Why do I write this? Not merely to find something to pick apart in a superior analysis of this NT book. Instead, I feel it is important to properly understand the Biblical language and intent of the author; simply stating something the way Schenck does is not necessarily intentional however. But by omission of the male gender – while referencing a book that specifically addresses the way MEN too shall live – new Christian men, perhaps reading a book like [Schenck’s] early in their walk of faith, could lead to a misunderstanding of the role of men, as well as women, in the church.
Again, this is not intended to discredit the author, merely to examine a thought I had while reading. What do you think? Let me expound a bit more on my understanding of Titus:
Titus 2 uses some specific language aimed at men and how they shall live; that is, characteristics of a godly young man: “Teach the older men to be temperate, worthy of respect, self-controlled, and sound in faith, in love and in endurance” (v. 2), and “Similarly, encourage the young men to be self-controlled. In everything set them an example by doing what is good. In your teaching show integrity, seriousness and soundness of speech…” (vv. 6-8, NIV).
These are things that must not be overlooked and should thus be properly understood by all – especially those teaching. While I am newer in my walk with Jesus, Titus is one of those books that often overlooked on Sunday mornings; unlike the Synoptic gospels or Paul’s letters to the churches (i.e. Romans).
Now, I understand the roles of deacons and overseers in the church – especially in the days in which Titus was written – were strictly relegated to men. Furthermore, deacons and overseers are the only men being addressed by Schenck; not withstanding slaves. However, I am sure that not all men were deacons or overseers. Instead, many were simply parishioners.

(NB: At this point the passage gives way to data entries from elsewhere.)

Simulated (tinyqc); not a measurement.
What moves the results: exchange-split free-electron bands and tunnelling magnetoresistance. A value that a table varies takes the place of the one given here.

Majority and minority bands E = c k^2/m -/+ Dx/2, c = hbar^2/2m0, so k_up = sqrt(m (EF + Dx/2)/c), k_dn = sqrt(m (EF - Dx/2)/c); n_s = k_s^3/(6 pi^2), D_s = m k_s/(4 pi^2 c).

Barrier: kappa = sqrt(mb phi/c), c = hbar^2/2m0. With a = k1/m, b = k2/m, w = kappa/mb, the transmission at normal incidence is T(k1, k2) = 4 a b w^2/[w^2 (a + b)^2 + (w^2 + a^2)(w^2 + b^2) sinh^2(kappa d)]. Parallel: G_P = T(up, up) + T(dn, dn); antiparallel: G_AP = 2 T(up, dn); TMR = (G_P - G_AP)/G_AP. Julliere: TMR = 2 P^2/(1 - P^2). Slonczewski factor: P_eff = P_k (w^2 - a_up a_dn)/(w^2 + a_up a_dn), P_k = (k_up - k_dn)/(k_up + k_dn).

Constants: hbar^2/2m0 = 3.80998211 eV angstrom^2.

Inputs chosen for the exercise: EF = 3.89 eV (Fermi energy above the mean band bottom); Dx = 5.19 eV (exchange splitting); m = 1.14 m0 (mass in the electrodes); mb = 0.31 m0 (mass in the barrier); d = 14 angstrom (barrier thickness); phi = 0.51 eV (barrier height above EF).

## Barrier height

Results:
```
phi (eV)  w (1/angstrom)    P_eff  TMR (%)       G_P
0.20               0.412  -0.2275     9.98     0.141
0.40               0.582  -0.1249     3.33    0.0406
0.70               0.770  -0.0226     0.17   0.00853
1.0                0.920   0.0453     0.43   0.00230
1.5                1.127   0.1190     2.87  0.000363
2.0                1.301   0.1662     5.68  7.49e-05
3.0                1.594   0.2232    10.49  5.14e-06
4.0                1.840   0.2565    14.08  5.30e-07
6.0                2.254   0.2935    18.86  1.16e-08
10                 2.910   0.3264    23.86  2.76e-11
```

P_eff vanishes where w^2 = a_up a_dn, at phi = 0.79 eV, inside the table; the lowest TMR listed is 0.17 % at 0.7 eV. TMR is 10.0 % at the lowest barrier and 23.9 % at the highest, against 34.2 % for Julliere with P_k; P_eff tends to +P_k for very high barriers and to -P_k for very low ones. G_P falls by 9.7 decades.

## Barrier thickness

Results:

Therefore in the 21st century, I believe we should hold a more uniformed and inclusive language; one that includes women. Perhaps I’m being too critical or over-analyzing? No, I think these are just musings and thoughts conveyed during a road trip while stuck in the back of a mini-van – trying to tune-out children and in-laws. Your feedback is appreciated and welcome.
Schenck, Kenneth. (2009). Jesus Is Lord. Marion, IN: Triangle Publishing.